In addition, Peoples and The Oakley Improved Building & Loan Company,
Cincinnati, Ohio, announced today the execution of a definitive merger agreement
pursuant to which Oakley will merge with and into Peoples immediately prior to
the Conversion.
Jerry D. Williams, President of Peoples stated: "We are very pleased to
announce the combination of these three outstanding community institutions whose
franchises and operating philosophies complement each other. On a combined basis
we will operate six full-service branch offices serving Cincinnati area
communities located in Clinton, Hamilton and Warren Counties in Ohio.
Furthermore, the capital raised in our stock conversion will facilitate greatly
further growth and diversification of our combined companies."

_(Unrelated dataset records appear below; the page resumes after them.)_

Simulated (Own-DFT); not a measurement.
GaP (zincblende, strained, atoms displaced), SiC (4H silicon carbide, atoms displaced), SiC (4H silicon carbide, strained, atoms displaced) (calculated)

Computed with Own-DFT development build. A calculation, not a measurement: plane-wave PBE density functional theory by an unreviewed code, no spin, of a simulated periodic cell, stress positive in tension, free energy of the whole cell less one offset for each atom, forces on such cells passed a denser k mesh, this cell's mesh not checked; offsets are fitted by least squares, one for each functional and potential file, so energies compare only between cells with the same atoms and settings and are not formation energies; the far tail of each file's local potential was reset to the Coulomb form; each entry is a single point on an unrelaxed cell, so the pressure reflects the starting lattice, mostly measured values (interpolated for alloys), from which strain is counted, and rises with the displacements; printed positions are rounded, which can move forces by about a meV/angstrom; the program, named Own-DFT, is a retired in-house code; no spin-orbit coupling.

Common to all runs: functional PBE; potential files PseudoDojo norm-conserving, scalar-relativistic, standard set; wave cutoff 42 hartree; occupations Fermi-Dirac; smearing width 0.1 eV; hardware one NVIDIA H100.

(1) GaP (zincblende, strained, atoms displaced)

John E. Rathkamp, President and Managing Officer of Harvest Home,
commented as follows: "We are very excited about our proposed affiliation with
Peoples. This combination will allow us to better serve consumers and businesses
in our market area by broadening the products and services we offer to our
customers. Moreover, Peoples shares our commitment to community involvement and
quality customer service." Mr. Rathkamp went on to state that the Merger will
provide Harvest Home shareholders with a strong return on their investment as
well as a great opportunity to own stock in a strong community bank.
Thomas J. Noe, Managing Officer of Oakley stated, "We look forward to
becoming part of this transaction and offering expanded products, services and
facilities to our customers. In addition, this affords certain of our depositors
the opportunity to participate in the Conversion and own stock in a strong
community bank with strategic geographic locations in the greater Cincinnati
market area."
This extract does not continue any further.